The Boy by the Roadside has been edited by Rushi Bhimani.
Monday, 7:30 A.M
It was a busy Monday morning, and little did I know a young boy by the roadside was going to alter my perspective radically.
Like any other morning my mother had to wake me up by yelling. Her constant yelling and the fear due to not having studied anything for that day’s practical exams partnered quite well to wake me. It was early May of 2015, and I had my second semester going on. I had woken up late, had to do all my chores and reach the college before 9 anyhow. The fear of flunking the exams, the chills of not having prepared anything were another terror.
Thus I finished my chores at around 8:20 and grabbed my bag and the keys and rushed to the college on my bike. “It is a short 20 minute journey if I keep riding at a pace like this”, I said to myself, shooting down the accelerator. The roads are usually filled with the school-buses with cheery boys and girls, collegians, and the office-goers. The traffic added to my worry of not reaching on time. It was a constant battle of the gear, clutch, accelerator and brakes. Somehow, fighting all the rage and worry, I kept going.
So I reached halfway around Gota, just before the bridge, that’s when a young boy—around 10 years old—wearing a pale yellow shirt with blue shorts, clutching a little bag caught my attention. He was asking around for a lift. I had observed him from quite a distance. Although I had paid little attention due to my hurry, I did notice his worry…the striking similarity with mine was something left me a little uneasy. It seemed like he wanted to get to his school, though unfortunately he couldn’t afford the transportation. Therefore, there he was trying to get a lift.
Just when I thought I was the most unlucky person, this particular moment made me realize how wrong I was.
Due to the rush I was in, all I could do was to sympathize for the boy in my head. I just couldn’t take a second out and give him a lift. It haunts me; the kid had looked at me with hope and I despise that act of mine till date. I rode off with pace to my college and somehow made it by 8:50. I gave my exam with his worrisome face imprinted on my mind and went home with a bittersweet feeling.
Tuesday, 7:20 A.M
This time she didn’t have to yell at the top of her voice. I woke up pretty early. It was the same as the day before. The terror of not having read anything for the exam, the fear of failing it. But it was nothing I hadn’t done before. The only difference this time was that I didn’t have to hurry, didn’t have to worry about reaching late, because I had done it the day before and was quite confident about managing it further. It was the same ritual all over again; I grabbed the bag and keys.
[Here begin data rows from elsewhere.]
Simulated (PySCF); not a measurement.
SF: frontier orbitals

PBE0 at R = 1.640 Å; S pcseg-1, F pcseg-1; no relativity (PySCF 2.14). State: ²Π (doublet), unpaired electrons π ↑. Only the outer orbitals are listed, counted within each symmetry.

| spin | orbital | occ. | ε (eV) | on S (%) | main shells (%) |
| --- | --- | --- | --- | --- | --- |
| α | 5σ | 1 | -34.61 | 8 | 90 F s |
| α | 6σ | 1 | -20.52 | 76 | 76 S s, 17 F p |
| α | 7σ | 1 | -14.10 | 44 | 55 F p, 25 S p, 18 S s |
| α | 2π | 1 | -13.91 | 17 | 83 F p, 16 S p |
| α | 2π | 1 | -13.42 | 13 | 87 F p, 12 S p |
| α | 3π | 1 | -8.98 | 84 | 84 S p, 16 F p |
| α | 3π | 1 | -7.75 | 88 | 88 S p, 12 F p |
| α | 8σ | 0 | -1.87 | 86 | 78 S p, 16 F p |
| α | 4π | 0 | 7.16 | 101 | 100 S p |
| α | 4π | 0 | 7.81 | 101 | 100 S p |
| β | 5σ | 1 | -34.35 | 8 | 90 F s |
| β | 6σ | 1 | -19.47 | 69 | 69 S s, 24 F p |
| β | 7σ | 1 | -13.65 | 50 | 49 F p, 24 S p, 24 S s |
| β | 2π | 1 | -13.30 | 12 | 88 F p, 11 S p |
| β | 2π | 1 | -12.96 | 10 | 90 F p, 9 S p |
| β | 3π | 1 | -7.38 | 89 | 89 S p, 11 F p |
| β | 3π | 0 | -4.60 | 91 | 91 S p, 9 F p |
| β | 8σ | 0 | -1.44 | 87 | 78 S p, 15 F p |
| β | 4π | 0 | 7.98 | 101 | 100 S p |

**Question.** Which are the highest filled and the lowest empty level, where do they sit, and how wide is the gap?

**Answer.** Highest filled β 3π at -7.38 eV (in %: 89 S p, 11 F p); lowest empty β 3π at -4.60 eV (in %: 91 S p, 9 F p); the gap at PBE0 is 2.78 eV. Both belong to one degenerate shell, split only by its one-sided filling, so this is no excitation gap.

But this time I strode off a bit consciously.
Same woes, same fear, backed by a little experience. However, I still managed to curse God for this boring and awfully monotonous life.
Everything was exactly the same, like the day before. The scarce yet annoying traffic, the buses and everyone’s hurry to reach their respective workplaces. As I take the same route everyday, I reached at the point where I had spotted the boy yesterday. There he stood, with the same weariness and worry even today. The only thing different about him today was the colour of his shirt. He looked at me with hope, and I could not help but pull the brakes this time round. How could I live with that nasty feeling again?
The bike stopped at some distance from him. He had a broad smile on his face and hopped on with such zeal. He settled on the seat quicker than I grab pizza. I smiled when he said “Thank you, bhaiya”.
We were now riding over the bridge when I asked him “kaha jaana hai?”
“Bas ye raste ke khatam hote se hi jo chokdi hai na, udhar” he said.
Since I was quite relaxed today, my curiosity got better of me. So I threw a question at him,
“Kahan padhte ho?” I don’t know why, but there crept a sense of awkwardness. The boy didn’t say anything for a while, I thought he didn’t hear me.
So I asked again, “kaunse school me padhte ho?”
Again, the silence. This time I couldn’t resist and turn back. I think he probably felt a little embarrassed. Gradually words left his mouth. He said, “idhar road ke side pe agarbatti ki ek factory hai, udhar kaam karta hu bhaiya.”
Now I was the one who felt a little embarrassed. But the kid was quick enough to stop it from getting awkward. He gave me a beaming smile and said,”Bas idhar utaar do, aur aapka bohot bohot shukriya.”
His smile was something that could be the perfect moment for a photographer to capture, a painter to paint, a writer to describe, and an actor to portray.
A young boy with a single pair of shorts, a flimsy cotton bag and no means of transport taught me something that can hardly be put into words. His vibrant nature lifted my spirits too. This 10 year old boy who worked at an incense stick factory, was stronger than me in all aspects of life. He neither whined nor was he ungrateful. I was a little ashamed of being a brat. While was complaining about not having a car. He couldn’t afford school. I am in a A grade University yet I complained about not having enough facilities. The boy in blue shorts was way happier and contented with his life than the guy in the blue jeans. The boy in yellow shirt made the guy in flamboyant tee ashamed. With his ability to smile, with his glowing radiance at the least of luxuries. His misfortunes were greater than mine, but so was his happiness.
I reached my college with a very strange feeling; a weird amalgamation between happiness and confusion. I could not focus on my exam, but it was like it stopped mattering in that moment. That lift I gave him was emotionally uplifting for me.
Disclaimer: The author or any member of Lutalica does not intend to glorify or support Child Labour. This article wishes to highlight the futility of our tantrums while displaying a child’s innocence and vibrancy even when helpless.